Chávez warns Colombia not to allow U.S. base

The Associated Press
Thursday, May 15, 2008

CARACAS: President Hugo Chávez warned Colombia not to allow a U.S. military base on its border with Venezuela, saying he would regard such an act as “aggression.”

Chávez said Wednesday that he would not let the U.S.-backed Colombian government establish an American military base in La Guajira, a region spanning northeastern Colombia and northwestern Venezuela.

The Venezuelan leader said that if Colombia allowed the base, his government would revive an old territorial conflict and claim the entire region.

“We will not allow the Colombian government to give La Guajira to the empire,” Chávez said, referring to the United States in a speech before an auditorium of uniformed soldiers. “Colombia is launching a threat of war at us.”

Chávez said Washington’s top diplomat in Bogotá, Ambassador William Brownfield, recently suggested that a U.S. military base in Ecuador could be moved to La Guajira.

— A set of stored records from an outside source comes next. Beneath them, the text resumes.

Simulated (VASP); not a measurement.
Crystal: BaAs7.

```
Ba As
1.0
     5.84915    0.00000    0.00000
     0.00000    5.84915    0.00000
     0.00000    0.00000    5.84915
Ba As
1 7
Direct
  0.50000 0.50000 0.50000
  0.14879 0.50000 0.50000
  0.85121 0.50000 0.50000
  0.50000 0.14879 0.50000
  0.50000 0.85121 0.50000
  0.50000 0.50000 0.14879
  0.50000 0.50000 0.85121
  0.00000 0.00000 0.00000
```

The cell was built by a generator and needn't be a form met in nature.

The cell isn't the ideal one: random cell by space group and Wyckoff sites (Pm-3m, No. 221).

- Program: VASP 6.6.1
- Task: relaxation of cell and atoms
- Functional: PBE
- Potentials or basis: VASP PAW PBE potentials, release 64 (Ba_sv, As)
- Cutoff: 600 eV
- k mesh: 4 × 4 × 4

President Rafael Correa of Ecuador, a close Chávez ally, has repeatedly said that he will not renew a 10-year lease on the base in the Pacific port of Manta when it expires next year.

Surveillance flights the United States runs from Manta represent 60 percent of drug interdiction in the eastern Pacific.

Diplomatic relations between Caracas and Bogotá worsened last week when Colombia unveiled documents allegedly showing that Chávez sought to arm and finance Colombian rebels. Chávez denies the allegation.